In the United States, drunk driving accidents cause about one-third of traffic-related deaths. It is illegal for drivers to operate a vehicle when their blood alcohol concentration is 0.08% or higher.
Alaska has some of the harshest drunk driving penalties in the country, making it crucial to understand the laws and your rights.
Know what operating under the influence means
The OUI laws of Alaska prohibit the operation or actual physical control of a motor vehicle when your blood alcohol content meets or exceeds the legal limit. It is critical to note that police can give you an OUI charge even if you are not driving. You can break the law by sitting in the driver’s seat while under the influence of drugs or alcohol. Additional factors determine whether you are in actual physical control of the vehicle, such as:
- Are your car keys near the ignition?
- Is your engine running?
- Where is your automobile located?
- Are you awake or asleep?
Understand blood alcohol concentration laws
The 0.08% blood alcohol limit only applies to non-commercial drivers who are 21 years or older. The legal alcohol limit is lower for commercial drivers at 0.04%. For drivers under 21, any amount of alcohol present in the breath or blood is illegal.

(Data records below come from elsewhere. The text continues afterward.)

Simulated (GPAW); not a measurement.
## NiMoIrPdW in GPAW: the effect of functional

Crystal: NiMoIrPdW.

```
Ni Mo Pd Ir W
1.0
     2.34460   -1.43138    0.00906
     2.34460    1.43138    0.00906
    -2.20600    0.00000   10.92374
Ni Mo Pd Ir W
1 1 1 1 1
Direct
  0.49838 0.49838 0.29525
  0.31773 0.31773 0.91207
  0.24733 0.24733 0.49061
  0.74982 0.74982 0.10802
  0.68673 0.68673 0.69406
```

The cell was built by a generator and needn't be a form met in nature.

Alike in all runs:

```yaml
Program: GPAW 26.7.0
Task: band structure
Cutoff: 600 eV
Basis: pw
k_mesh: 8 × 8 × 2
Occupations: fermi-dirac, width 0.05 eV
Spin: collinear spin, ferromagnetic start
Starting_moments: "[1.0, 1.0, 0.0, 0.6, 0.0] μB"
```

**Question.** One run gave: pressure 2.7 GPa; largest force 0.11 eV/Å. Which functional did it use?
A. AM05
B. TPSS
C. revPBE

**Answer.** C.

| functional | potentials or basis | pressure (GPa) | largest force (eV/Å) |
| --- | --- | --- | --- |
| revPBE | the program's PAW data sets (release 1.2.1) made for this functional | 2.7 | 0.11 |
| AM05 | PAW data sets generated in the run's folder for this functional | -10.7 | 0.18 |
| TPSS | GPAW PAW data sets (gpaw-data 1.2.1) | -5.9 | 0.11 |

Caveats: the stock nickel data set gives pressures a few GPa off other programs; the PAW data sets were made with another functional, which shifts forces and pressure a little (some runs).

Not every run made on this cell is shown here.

Learn how the implied consent law works
Alaska’s implied consent law requires you to take a blood or breath test if an officer has reason to believe you are driving under the influence. You automatically permit these tests by choosing to operate a vehicle within this state. You can refuse to take them, but there are penalties.
Knowing your legal rights and responsibilities helps identify your defense options when facing DUI charges.